Part of the fun is following all the artifacts that come into play for the setup and execution of the dastardly plan. Keys, letters, photos, and a myriad of other details. The audience is convinced that the plan seems foolproof, and yet when it does come apart we are just as entertained by how Tony determinedly hangs in and covers up his involvement, one fact at a time. So successful is he with his cover up that he attains his original goal as a result of the spin he puts on events on the evidence despite the failure of his original plan.

At first, the foiled crime seems cut and dry to the police. But both Halliday, being a crime fiction writer and one especially tenacious chief inspector (John Williams) keep Tony on his toes. And the cleverest part is the ultimate test that Tony is challenged with while not even knowing he is under a microscope.

I thought that the camera movements were particularly interesting as it to follows pivotal objects of interest to the crime but I later learned that this movie was actually filmed in early 3D technology which I suspect may have had an impact on some of those framing choices. But cinematics aside, the movie presents an intricate puzzle during each act.

A great murder mystery at the hands of the master Hitchcock and a redemptive portrayal for Milland should you ever believe that he was never an A-list thespian.

Movie Reviews 349 – Last House on the Left (1972)

June 15, 2018

I finally got around to watching Wes Craven‘s classic Last House on the Left, a film with a both a notorious reputation while at the same time being an acknowledged groundbreaking movie that tested the limits of morality and propriety in horror. It is a movie that embraced the sexual revolution of the era but then turns that freedom around to show how that latitude can be exploited by the darker side of society.

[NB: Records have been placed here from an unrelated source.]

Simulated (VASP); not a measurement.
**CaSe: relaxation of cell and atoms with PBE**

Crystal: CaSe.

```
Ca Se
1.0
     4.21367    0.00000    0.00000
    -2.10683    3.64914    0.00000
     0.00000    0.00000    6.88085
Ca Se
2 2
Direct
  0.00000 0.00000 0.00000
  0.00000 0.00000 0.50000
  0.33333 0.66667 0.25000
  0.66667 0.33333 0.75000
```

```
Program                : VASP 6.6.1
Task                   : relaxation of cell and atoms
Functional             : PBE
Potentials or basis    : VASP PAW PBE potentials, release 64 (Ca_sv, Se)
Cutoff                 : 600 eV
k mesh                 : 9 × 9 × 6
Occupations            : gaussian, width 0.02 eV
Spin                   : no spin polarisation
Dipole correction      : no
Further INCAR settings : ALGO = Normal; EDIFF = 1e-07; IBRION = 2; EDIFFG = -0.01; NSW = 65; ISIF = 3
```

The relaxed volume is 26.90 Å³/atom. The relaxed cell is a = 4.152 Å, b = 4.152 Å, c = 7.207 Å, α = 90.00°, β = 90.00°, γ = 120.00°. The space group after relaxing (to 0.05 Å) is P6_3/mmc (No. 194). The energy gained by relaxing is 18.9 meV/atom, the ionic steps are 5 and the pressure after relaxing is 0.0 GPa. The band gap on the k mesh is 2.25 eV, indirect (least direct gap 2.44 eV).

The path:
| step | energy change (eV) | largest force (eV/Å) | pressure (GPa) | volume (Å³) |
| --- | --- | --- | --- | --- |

Celebrating her seventeenth birthday Mari (Sandra Peabody) and her friend Phyllis (Lucy Grantham) take in a concert in the city. Trying to score some weed before the concert they approach Junior (Marc Sheffler) in front of an apartment building. Little do they realise that Junior is the son of prison escapee Krug (David A. Hess) and that within the apartment Krug along with fellow escapee Fred “Weasel” (Fred Lincoln) and their female companion Sadie (Jeramie Rain) have set up a trap for the girls. After having their way with their victims that night, the gang, girls in tow, head out of town to keep ahead of the authorities concentrated in the city.

Mari’s parents living in their rural home are not immediately worried as they are quite liberal themselves, but when she fails to come home by the next morning they decide to call the local cops who turn out to be bumbling fools and simply deride the parents concerns. As it so happens, the gang’s car has broken down just yards away from Mari’s parent’s house. After dragging the girls into the nearby woods and inflicting yet more sadistic carnal torture, they kill Phyllis in their unbridled enthusiasm and needing to dispose of witnesses shoot Mari who is already in a near catatonic state.

Still stranded the gang are then welcomed by Mari’s unaware parents into their home for the night. It isn’t until the next day when Mari’s mother is tipped off by clues that the visitors have been up to some bloody foul play with her daughter that Mari’s father comes across his dying daughter. Enraged the parents decide that they will enact their own revenge. A meticulously planned bloody comeuppance rivaling that of what was done to the girls.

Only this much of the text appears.